Thursday, February 6, 2014

Aussie Dollar is "Done For"

A few days ago I did a post on how the world is awash in debt.  The chart the article featured clearly showed that Australia and Canada had little national debt as compared to other Western nations.

I mentioned that some traders were keeping an eye on those currencies as a storehouse of value.

Today I received an email from a money manager and he claims the Aussie dollar is going to suffer.

For starters, the U.S. variations have a lot to do with our massive debt creation and money printing. The Aussie’s headaches have to do more with rising and falling exports and foreign trade.

Our foreign trade is around 10% of GDP, much lower than most emerging countries, like China or most European countries. 

For example, China and Germany’s foreign trade have been running as high as 35% of their GDP recently. South Korea is the highest at 50% of GDP. 

Australia’s foreign trade has run at between 20% and 24% of GDP in recent years. That’s as much as double that of the U.S.

When countries with high exports, like China, Germany, South Korea, and Australia, see them rise, they accumulate foreign exchange reserves and so their currencies rise in value. Unfortunately, that ultimately hurts the very exports that created such reserves and so exports tend to fall again.
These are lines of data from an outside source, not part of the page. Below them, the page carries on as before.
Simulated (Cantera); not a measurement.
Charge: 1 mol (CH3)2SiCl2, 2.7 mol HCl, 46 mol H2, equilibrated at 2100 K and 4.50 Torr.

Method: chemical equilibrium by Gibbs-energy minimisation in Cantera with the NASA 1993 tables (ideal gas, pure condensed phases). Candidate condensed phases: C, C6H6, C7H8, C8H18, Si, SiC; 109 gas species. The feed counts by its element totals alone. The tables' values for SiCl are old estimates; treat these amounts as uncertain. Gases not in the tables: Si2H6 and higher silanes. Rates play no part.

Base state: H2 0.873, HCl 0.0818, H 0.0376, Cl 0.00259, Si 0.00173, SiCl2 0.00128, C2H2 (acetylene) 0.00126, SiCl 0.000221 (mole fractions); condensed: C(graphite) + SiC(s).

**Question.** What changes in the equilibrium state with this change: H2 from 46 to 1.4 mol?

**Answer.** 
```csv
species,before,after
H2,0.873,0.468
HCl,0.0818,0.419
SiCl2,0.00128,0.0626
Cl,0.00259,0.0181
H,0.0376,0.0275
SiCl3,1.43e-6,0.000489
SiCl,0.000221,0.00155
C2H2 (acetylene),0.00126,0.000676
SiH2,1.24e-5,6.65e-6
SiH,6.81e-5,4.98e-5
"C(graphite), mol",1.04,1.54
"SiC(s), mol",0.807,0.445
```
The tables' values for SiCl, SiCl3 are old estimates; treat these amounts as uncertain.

Besides that, there have been two trends in particular that have driven the Aussie dollar to new heights since 2001. Commodity prices have seen a bubble that peaked in mid-2008, and China has increased its Australian imports from 6% to 30% as it inflated its massive bubble. In fact, Australia’s exports to China alone are responsible for 6.3% of its GDP.

These twin China and commodity bubbles have been the biggest factors driving the Australian dollar up, and they’ve been a big factor in the country’s strong economy, including its greater resilience in the 2008 global financial crisis.

But if the China bubble bursts, as I believe it will, then Australia could see 3% of its GDP growth suddenly disappear. That right there would put the land down under in a recession.

But, of course, there are other, indirect impacts of the China bubble bursting. For example, it would put downward prices on the very industrial commodities that Australia largely exports — like iron ore and oil — as it consumes 40% to 50% of these commodities, globally.

That’ll hurt Australia’s gross exports even more. And profit margins will shrink even more painfully, especially because their costs to mine, work, and export the commodities won’t change much.

The China bubble burst would also hurt Australia’s next two largest trading partners, namely Japan and South Korea. Next thing you know, the rising exports that helped catapult Australia’s dollar from as low as 48 cents to as high as $1.08 will see a larger crash.

If you look back to the chart above, you’ll see that the Aussie dollar dropped sharply in 2008, sliding from 98 cents to 62 cents to the U.S. dollar. That was largely thanks to commodity prices crashing.

I see the Aussie dollar falling further still… all the way back down to around 62 cents to the U.S. dollar by 2015 or 2016, and then possibly as low as 48 cents to the U.S. dollar again by 2020 to 2023, when commodity prices are due to bottom on our 30-year cycle.

And the pending bubble burst in China will only add momentum to this collapse.

More evidence that NO ONE HAS ANY CLUE as to how this debacle may all play out.  The very thing that makes Australia's money attractive could end up hurting it's exports (cuz things cost too much to buy from Australia) and slash over 3% of its GDP.

Maybe all the currencies are going to take a big drop...and then serious calls will come in from around the world to create a GLOBAL CURRENCY?